From what I understand they have a few retirement herds, so the ones in this setup are probably the docile, not very accident prone ones.

Where does one find this fabled breed of horse???

I look at the pictures and think of neck and poll injuries galore. I know it works for the Maddens, but I also can’t help but think these retirees have been through it all in their lives and very little concerns them… the average herd, you always have an asshole who likes to pin someone in a corner just to deliver a beating.


I have seen this quite a lot at European breeding farms. It’s a cool idea for the right setup, but I won’t ever have enough horses to make it efficient.

It isn’t that much different than a hay hut, etc., just on a big scale and covered.


I know this is the Maddens barn - I mentioned that in the OP :wink:.

I am not sure about building costs but imagine building a modified version would not be all that much more expensive than a run in (I hope). As for the movement aspect - the horses will totally park their butts in front of the hay. But that’s true with a building like this or with hay huts/ other hay feeders. The only way to keep them moving that I have seen is a very large pasture (150 acres) which just isn’t doable for most places and budgets. I figured a set up like this allows someone to feed hay and check on the horses without going in with them and allows for a hay station and shelter combination.

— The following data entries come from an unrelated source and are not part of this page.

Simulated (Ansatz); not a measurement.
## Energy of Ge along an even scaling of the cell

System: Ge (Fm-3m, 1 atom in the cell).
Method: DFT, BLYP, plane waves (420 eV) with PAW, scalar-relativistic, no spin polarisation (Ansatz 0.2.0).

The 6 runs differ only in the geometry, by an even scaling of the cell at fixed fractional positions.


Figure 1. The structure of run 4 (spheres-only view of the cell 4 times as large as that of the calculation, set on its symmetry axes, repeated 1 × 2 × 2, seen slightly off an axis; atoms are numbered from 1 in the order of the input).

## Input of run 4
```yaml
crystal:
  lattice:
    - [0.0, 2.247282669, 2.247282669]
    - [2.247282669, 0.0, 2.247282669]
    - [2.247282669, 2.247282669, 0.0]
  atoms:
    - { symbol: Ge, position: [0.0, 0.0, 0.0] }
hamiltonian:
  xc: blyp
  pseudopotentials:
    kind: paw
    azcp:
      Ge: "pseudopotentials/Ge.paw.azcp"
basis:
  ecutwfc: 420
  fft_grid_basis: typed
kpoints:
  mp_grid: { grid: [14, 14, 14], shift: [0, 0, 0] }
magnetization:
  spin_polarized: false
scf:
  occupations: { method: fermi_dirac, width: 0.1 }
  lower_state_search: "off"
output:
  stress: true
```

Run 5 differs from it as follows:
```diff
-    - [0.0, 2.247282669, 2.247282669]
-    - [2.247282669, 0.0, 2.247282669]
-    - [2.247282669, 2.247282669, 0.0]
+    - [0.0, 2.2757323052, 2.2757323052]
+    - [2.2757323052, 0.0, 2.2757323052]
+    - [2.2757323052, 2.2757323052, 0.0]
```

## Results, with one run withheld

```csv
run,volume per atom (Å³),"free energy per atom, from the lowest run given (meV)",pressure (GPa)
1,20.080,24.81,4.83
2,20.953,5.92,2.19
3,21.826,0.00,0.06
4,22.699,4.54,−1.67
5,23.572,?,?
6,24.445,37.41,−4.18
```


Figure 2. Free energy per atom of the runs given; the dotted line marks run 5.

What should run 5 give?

The bars do make me nervous so perhaps an option without bars (wood walls instead?) would work.

I would love to keep my horses out all the time, and try my best to do so, but tornados, ice, and extreme heat are all a thing here and I’ve heard too many stories of horses being killed by lightening, or injured on ice, and my specific horses do not do well in heat. So they are out most of the time, but having a barn to bring them in to is a must for my horses, climate, and personal comfort.